# My EOS



## vdubjettaman (Mar 31, 2004)

No I didnt really get a new car- just a 1:18 diecast model. I was in Paris for 5 weeks and found this little model shop and there it was. An Eos in the window display- I promptly went in and bought it. The company that makes it is called Norev. they have a website: http://www.norev.com Just thought I'd share.
Sorry for the really really horrible setting and pictures- I'm still feeling jet lag and am tired


----------



## just4fun_ (Jan 23, 2007)

*Re: My EOS (vdubjettaman)*

Great garage for the car.... looks like you've got a beer fridge in there...








Kevin


----------



## Gunship (Jun 18, 2006)

*Re: My EOS (just4fun_)*

Due to the non-focus of the photo's you must be still pi$$ed from the booze on the plane


----------



## neweosowner (Nov 25, 2006)

*Re: My EOS (vdubjettaman)*

Thanks for the info! Do you find the model (and especially the roof) fragile, or is it pretty solid?
It appears that the manufacturer doesn't sell them directly. I did find one Paris retailer who accepts mail order.
http://www.boutiqueautomoto.com/vente.asp
Their listed price is 40 Euros, plus shipping, if anyone was as curious as I on what it might take to get one over to North America.


----------



## minnvw (Oct 16, 2006)

vdub, holy crap i was flippin throught the pics and what the hell do ya park that thing in the kitchen? ha then i started to put it all together, i have seen some of us harley riders park in the house, yeah cute little car, ty for sharing


----------



## mark_d_drake (Aug 17, 2006)

*Re: (minnvw)*

That one used to be available from the DriverGear site in the US. I Posted some pictures of mine a while back...
http://forums.vwvortex.com/zerothread?id=2965441
And I couldn't resist, since I finally have the real one too....








"Mini Me" anyone ?

_Modified by mark_d_drake at 11:09 AM 2-6-2007_


_Modified by mark_d_drake at 11:09 AM 2-6-2007_


----------



## GurnyGub (Nov 21, 2006)

Great pics. So is that the chicane over by the breadmaker and the microwave?
John


----------



## Small5 (Jan 19, 2007)

sweet! i'm ordering one as soon as my tax refund comes back this week!!!


----------



## kghia (Nov 16, 2006)

*Re: My EOS (vdubjettaman)*

Yours actually converts down into the body?

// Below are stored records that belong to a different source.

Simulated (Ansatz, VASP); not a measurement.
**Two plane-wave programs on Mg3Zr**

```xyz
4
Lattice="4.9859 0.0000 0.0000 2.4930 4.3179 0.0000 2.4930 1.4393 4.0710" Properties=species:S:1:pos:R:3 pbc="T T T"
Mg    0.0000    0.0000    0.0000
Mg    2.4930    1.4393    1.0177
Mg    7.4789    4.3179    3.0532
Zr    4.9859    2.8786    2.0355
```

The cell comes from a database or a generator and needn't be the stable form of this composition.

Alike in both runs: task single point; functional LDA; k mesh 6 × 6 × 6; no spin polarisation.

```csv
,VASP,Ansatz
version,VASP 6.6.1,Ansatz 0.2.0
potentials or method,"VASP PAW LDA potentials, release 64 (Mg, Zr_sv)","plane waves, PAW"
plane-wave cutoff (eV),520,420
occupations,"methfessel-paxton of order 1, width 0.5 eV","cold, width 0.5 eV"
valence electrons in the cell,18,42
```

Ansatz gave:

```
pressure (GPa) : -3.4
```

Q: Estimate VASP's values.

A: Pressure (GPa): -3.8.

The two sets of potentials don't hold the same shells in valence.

Or does it just come with a "top up" and top down" piece to plug into the back? (I have a Karmann Ghia phone that has the convertible top in two positions)
I saw a couple of these at my local VW dealership, but didn't look like they changed top position. Also, they didn't have my color in stock (what, do they only allow them 2 of each toy in stock too?!?!?)
William


----------



## mark_d_drake (Aug 17, 2006)

*Re: My EOS (kghia)*

It's a removeable plastic top....


----------



## theothereos (Oct 9, 2006)

*Re: (mark_d_drake)*

Tried to order one in December and they are on back order with no ship date available.








On a brighter note, looks like I might have a fleece jacket to keep me warm for those brisk morning drives. 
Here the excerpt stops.